She talks about meeting Bill Baggs, the owner of BBV Productions, writer Paul Ebbs, and artist Steve Johnson from BBV, at United Fan Con 11, and striking up a long lasting friendship with them. Personally I remember actress Jo Castleton, (who had also acted in a lot of BBV productions) from their entourage; she was one sexy babe! And she talks about taking her daughter Caitlin to United Fan Con 13 and getting photos with Peter Davison and Katy Manning.
But also Sophie Aldred talks about being invited to conventions in America; she was a guest at United Fan Con 1 in 1992.
In the chapter “My Fandom Regenerates”, Deborah Stanish talks about the relaunch of Doctor Who and people’s complaints about the new show “sexing up the TARDIS”. And I’ll admit I was one of the people complaining! I think that the original concept of Doctor Who had the Doctor (played by William Hartnell) as the “wise old man” archetype, which was complimented by the young Susan as his granddaughter for youngsters to identify with, and the teachers Ian and Barbara (William Russell and Jacqueline Hill) for the parents to identify with.

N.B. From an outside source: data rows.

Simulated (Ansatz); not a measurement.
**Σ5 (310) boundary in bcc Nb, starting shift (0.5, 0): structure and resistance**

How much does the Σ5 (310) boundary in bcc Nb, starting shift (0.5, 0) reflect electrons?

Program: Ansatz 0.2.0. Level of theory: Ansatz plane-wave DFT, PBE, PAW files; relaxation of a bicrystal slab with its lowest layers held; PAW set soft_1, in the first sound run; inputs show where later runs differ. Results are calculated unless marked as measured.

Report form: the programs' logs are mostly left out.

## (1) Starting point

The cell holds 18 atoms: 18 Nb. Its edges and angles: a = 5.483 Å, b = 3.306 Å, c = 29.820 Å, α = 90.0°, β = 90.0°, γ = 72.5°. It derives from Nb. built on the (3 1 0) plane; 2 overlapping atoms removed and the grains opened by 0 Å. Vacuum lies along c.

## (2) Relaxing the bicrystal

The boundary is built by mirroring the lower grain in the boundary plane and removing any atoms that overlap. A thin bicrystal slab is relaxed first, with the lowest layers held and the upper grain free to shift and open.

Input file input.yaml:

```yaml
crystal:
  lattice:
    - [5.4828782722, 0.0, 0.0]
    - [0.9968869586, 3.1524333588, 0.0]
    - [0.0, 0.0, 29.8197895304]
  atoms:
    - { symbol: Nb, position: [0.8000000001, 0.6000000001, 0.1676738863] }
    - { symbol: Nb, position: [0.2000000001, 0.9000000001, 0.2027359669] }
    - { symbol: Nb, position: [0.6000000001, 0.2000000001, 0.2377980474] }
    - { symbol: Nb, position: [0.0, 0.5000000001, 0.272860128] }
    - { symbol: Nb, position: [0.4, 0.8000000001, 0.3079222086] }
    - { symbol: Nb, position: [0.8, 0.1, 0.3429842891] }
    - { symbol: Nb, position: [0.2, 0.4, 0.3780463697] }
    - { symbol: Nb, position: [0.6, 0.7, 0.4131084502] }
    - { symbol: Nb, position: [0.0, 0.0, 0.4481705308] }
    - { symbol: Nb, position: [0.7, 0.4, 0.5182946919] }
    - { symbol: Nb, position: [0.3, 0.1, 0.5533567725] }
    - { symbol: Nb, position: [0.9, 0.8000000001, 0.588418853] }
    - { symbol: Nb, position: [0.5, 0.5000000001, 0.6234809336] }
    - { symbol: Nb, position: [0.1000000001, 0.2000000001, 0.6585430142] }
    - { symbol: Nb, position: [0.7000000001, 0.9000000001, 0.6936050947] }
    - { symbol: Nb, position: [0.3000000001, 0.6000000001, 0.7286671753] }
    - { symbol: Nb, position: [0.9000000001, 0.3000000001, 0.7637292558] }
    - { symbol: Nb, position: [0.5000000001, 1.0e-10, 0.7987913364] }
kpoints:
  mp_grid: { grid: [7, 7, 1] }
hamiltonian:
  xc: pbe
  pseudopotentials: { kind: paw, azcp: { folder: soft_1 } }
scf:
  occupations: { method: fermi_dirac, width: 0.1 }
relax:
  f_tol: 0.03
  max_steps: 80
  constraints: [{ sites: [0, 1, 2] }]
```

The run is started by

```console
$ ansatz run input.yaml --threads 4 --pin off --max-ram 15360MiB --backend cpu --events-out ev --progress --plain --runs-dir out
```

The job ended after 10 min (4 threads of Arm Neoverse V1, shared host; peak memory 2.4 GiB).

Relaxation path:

In the new show they have the Doctor having romantic notions about his female companions, which definitely wasn’t in “Classic” Doctor Who. Maybe they were a couple of nods to some sort of frisson like at the end of the Jon Pertwee serial “The Green Death” (1973) there is a scene where Jo is seen marrying the hippie cult leader Dr. Clifford Jones and the Doctor wistfully looks at the happy couple and quietly slips away, underlining the fact that he his concerns are much larger and that Jo was only a companion, not a love interest.

But it’s true that the character of Romana (played by Mary Tamm) did seem like a possible mate for the Doctor since she was a fellow Time Lord and in “The Ribos Operation” (1978) the Doctor muses that she is in “such wonderful condition”!

But in the following Peter Davison era of the show producer John Nathan-Turner and script editor Eric Saward tried to contrast the youthful looking Doctor with the fact that he was an 800 year old (or whatever) Timelord. In “Snakedance” (1983) Nyssa (played by Sarah Sutton) is seen showing off her new outfit to the Doctor, who is obviously oblivious to her charms:
THE DOCTOR (puzzled look): You look different…
NYSSA: Yes, Doctor!

And in “Enlightenment” the First Mate of the SS Shadow Mr. Marriner comments on Tegan:
MARRINER: Your companion is a very beautiful woman.
THE DOCTOR (unaware, staring at a piece of celery): Is she?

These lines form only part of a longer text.